And so we arrived again at Laneway fest, the once-little fest that is now a big one and a permanent fixture on the calendar. With a forecast max of 35 degrees we thought we’d have the run of the place arriving early, but the queues on entry it was immediately apparent that the depth of the lineup was lost on no-one.
As per last year, the site is significantly bigger than at first and is all the better for it while still retaining a touch of ‘concrete jungle’ due to the proximity. The additional room has been lined-to-the-gills with additional bars and food vans (seemingly every one in Melbourne was there on Saturday) meaning that the steady improvement in punter experience is continuing. The long walk to the ‘main’ Dean Turner stage is a bit of a pain if you’re moving in and out but thankfully the scheduling means that (for me at least) there is little reason to head down there with the more interesting acts on the other 3 stages.

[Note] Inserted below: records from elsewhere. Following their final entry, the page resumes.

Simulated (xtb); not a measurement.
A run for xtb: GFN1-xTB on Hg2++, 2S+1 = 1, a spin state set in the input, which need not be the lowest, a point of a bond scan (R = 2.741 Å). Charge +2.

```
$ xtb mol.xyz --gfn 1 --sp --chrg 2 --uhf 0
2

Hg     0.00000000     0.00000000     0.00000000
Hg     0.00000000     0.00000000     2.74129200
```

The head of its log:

So let’s talk about the music…
First up was Peter Bibby, hollering out some Australiana and being supported on drums by Nick Allbrook of Pond (because he’s clearly not in enough bands already!). It was unfiltered and ocker storytelling but a bit rough and raw for my liking. A walk back to the Moreland Street stage to see Raury was against the tsunami of people flooding down for Highasakite, but a worthwhile move as the 18 year old in a hat played with the swagger of a stadium-filler. He moves on stage like a headliner, and oozes charisma: one to watch, he’ll definitely be in front of bigger crowds in years to come as he hones his sound. Dragging myself away after about 20 minutes I headed to watch Eagulls, who played a somewhat underwhelming set; a pity given the quality that they have to work with from their debut album. I was expecting more nervous energy. A quick hop down to the Future Classic stage and we caught a couple of songs from SOHN, who sounded absolutely fantastic and whom we should have seen more of.
A quick lunch and we caught a few songs of Ratking, whose low-fi hip hop fit the time of day pretty well, but it was Benjamin Booker who drew us back down to the main stage. Well, half way down, as the lure of the riverside cider bar and big screen proved too much for legs that were already feeling the heat. It was a good set, drawing on some pretty good source material from his 2014 album, but never came close to drawing us closer to the front. Inspired by the constant NPR-hype directed towards them, we moved back to the mistletone stage to catch Perfect Pussy who were…. kind of awful. They have a pretty good stage presence, and by their complaining it seemed that there were some problems with the sound (which was admittedly pretty shite for everyone I saw on that stage all day), but it really wasn’t all that far removed from what their album sounds like. I just can’t get into them, their good press feels like a big case of music-reviewer groupthink and all the pretentious reviews that focus on their lyrics do nothing to disprove that, given that you can’t actually discern a single word over their entire album.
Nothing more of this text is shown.